The Washington Times
Friday, September 22, 2000
Yugoslav court rules Clinton war criminal
By Aleksandar Vasovic
ASSOCIATED PRESS
BELGRADE, Yugoslavia - A Belgrade court yesterday found President Clinton and other world leaders guilty of war crimes and sentenced them - in absentia - to 20 years in prison for NATO's bombing campaign against Yugoslavia.
The four-day trial was held in an attempt to resurrect anti-NATO sentiment here and win votes for President Slobodan Milosevic in advance of Sunday's elections.
The charges, listed in a 120-page indictment, included "inciting an aggressive war and committing war crimes against a civilian population," as well as use of illegal means of warfare, attempted murder and "violation of the territorial integrity" of Yugoslavia.
Belgrade's district court pronounced Mr. Clinton and 13 other leaders and NATO officials "guilty as charged" and ordered warrants issued immediately for their arrest.
Court-appointed lawyers were hired to represent the defendants. As each 20-year sentence was read aloud, the crowd behind a row of 14 empty chairs bearing nameplates of the accused stood and applauded.
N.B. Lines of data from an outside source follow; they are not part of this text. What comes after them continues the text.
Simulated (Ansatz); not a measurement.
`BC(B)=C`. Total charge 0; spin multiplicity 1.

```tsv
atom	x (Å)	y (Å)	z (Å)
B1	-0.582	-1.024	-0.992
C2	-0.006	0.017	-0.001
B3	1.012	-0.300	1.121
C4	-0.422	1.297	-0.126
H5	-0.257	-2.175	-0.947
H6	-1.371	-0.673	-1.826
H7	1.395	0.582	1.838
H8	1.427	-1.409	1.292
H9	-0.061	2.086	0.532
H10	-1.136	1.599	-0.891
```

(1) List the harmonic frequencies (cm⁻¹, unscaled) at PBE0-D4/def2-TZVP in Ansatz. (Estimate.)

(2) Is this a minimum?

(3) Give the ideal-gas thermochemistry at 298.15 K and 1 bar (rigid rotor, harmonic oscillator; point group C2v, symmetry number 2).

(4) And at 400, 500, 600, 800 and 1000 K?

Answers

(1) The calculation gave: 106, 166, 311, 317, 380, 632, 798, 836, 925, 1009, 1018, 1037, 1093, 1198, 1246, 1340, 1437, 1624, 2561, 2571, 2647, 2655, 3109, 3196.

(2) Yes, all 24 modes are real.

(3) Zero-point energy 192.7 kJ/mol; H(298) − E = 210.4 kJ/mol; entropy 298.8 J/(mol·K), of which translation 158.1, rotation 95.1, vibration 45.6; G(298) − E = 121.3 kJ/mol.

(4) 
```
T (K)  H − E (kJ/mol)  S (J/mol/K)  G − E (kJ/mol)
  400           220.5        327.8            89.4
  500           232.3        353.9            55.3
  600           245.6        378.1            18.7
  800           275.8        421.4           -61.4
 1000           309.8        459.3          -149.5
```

"The accused were fully conscious of their actions. They perpetrated the socially most dangerous acts," presiding Judge Veroljub Raketic told about 100 spectators and media representatives present at the sentencing.
Mr. Clinton, Secretary of State Madeleine K. Albright, Defense Secretary William S. Cohen, German Chancellor Gerhard Schroeder, British Prime Minister Tony Blair and French President Jacques Chirac, as well as NATO former Secretary-General Javier Solana and retired commander Gen. Wesley Clark, all were accused last month of war crimes connected with the 78-day 1999 bombing campaign.
In theory, a third country could also arrest any of the defendants and send them to Yugoslavia to face that country's legal system, as Britain considered doing in the case of former Chilean President Augusto Pinochet. However, that is considered unlikely as Yugoslavia has no allies that would dare to anger the Western powers in this way.
The show trials turn the tables on the West, which secured Mr. Milosevic's indictment by an international tribunal on Balkan war crimes in May 1999 and has threatened to seek his arrest if he ventures outside Yugoslavia.
A U.S. official said this week the United States also is seeking an appropriate forum where Iraqi President Saddam Hussein can be indicted and tried for crimes against humanity.
At the Belgrade trial, Judge Raketic declared that the accused "had been notified and summoned to this trial through their attorneys, but they have ignored this court, either because they were afraid of it or they were fully aware of their guilt."
The Belgrade judge also ordered the defendants to pay the cost of the trial and pronounced NATO guilty of the deaths of 546 Yugoslav army soldiers, 138 Serbian policemen and 504 civilians - 88 of them children.
Yugoslavia suffered heavily in the bombing, conducted last year to halt Mr. Milosevic's crackdown on ethnic Albanians in Kosovo.
Mr. Milosevic has campaigned on a mixture of anti-NATO slogans and self-awarded kudos for leading the country's "heroic reconstruction" after the bombing, apparently in the hope this will translate into votes on Sunday.
During the trial, footage of the NATO bombing was shown, but no witnesses testified because the list of plaintiffs included "all citizens of Yugoslavia.